Vivekananda (was: IA migration etc., - scholarly debate)
Robert Zydenbos
zydenbos at FLEVOLAND.XS4ALL.NL
Wed Mar 25 19:11:42 UTC 1998
Replies to msg 24 Mar 98: indology at listserv.liv.ac.uk (Vidyasankar Sundaresan)
vC> For most people, image is indeed everything. The same holds
vC> true for
vC> most followers of the contemporary Sankaracharyas or even
vC> devotees of
vC> Sai Baba. Their pictures hang in homes and university
vC> departments, but
vC> how many read what they write? The myths and miracles that
vC> grow around
vC> their names have more power to make them relevant to most
vC> Indians than
vC> what they actually say or write.
But can we then still say that *they* are relevant?
There are some extreme cases where the views of a supposedly admired leader / thinker are distorted to their opposite. E.g., Madhva (in his Bhagavadgiitaataatparyanir.naya) has argued that var.na is based on individual characteristics, not on birth, and he very explicitly says that one who is born a sudra but shows brahmin characteristics should be considered a brahmin. This is affirmed by his popular commentator Jayatiirtha. Yet I once caught two supposedly staunch Maadhvas in U.dupi quoting ;Sa:nkara (yes, the most popular enemy of all Maadhvas!) that in order to be a brahmin, one had to be born in a brahmin jaati (and hence I was condemned to ethnic inferiority. They did not know they were actually quoting ;Sa:nkara). When I pointed out this un-Maadhva-ness to my interlocutors, they simply flatly denied that my quotes from Madhva existed. So we can conclude that there are Maadhvas who consider some of the most striking features of Madhva's teachings not relevant.

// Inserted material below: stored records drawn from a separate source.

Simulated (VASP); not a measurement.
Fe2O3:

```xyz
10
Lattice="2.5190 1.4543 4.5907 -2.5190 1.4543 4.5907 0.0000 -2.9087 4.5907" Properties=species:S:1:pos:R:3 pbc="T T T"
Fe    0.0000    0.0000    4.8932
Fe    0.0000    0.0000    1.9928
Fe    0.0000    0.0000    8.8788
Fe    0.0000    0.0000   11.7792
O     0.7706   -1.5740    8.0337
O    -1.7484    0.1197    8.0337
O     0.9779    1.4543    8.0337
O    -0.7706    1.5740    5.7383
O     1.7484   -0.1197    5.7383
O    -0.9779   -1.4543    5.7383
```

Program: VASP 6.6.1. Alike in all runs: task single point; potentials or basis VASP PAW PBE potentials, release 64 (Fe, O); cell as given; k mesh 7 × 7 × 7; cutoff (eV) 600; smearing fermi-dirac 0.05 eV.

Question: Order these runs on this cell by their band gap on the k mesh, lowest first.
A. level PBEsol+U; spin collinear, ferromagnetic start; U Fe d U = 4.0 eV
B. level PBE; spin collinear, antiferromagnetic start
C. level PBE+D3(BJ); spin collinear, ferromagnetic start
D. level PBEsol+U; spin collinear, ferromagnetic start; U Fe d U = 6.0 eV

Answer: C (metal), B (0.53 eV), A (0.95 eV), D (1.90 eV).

Similar things happen with other religious figureheads, and V. is one of them.
>And when I mention that this same V. has written: "Caste is good.
>Wherever you go, you will find caste," people do not become angry at
>him, but at _me_ for supposedly calumniating this great man. (I
>certainly hope that this anti-scholarly attitude will not spread
>through the Indology List.)
vC> I wonder why. People getting angry at you, that is. Isn't it
vC> an all-pervasive Hindu notion that caste is inevitable, if not
vC> divinely
vC> mandated? What is so exceptional about the fact that V said
vC> something
vC> similar? Maybe caste is such an emotional issue that Indians
vC> don't want
vC> to hear anything about it from Europeans or Americans,
vC> however well-intended.
That is probably an important part of it. Inflated egos of would-be spiritual people who want to impress a mere Indologist with their supposedly deep learning are another frequent cause.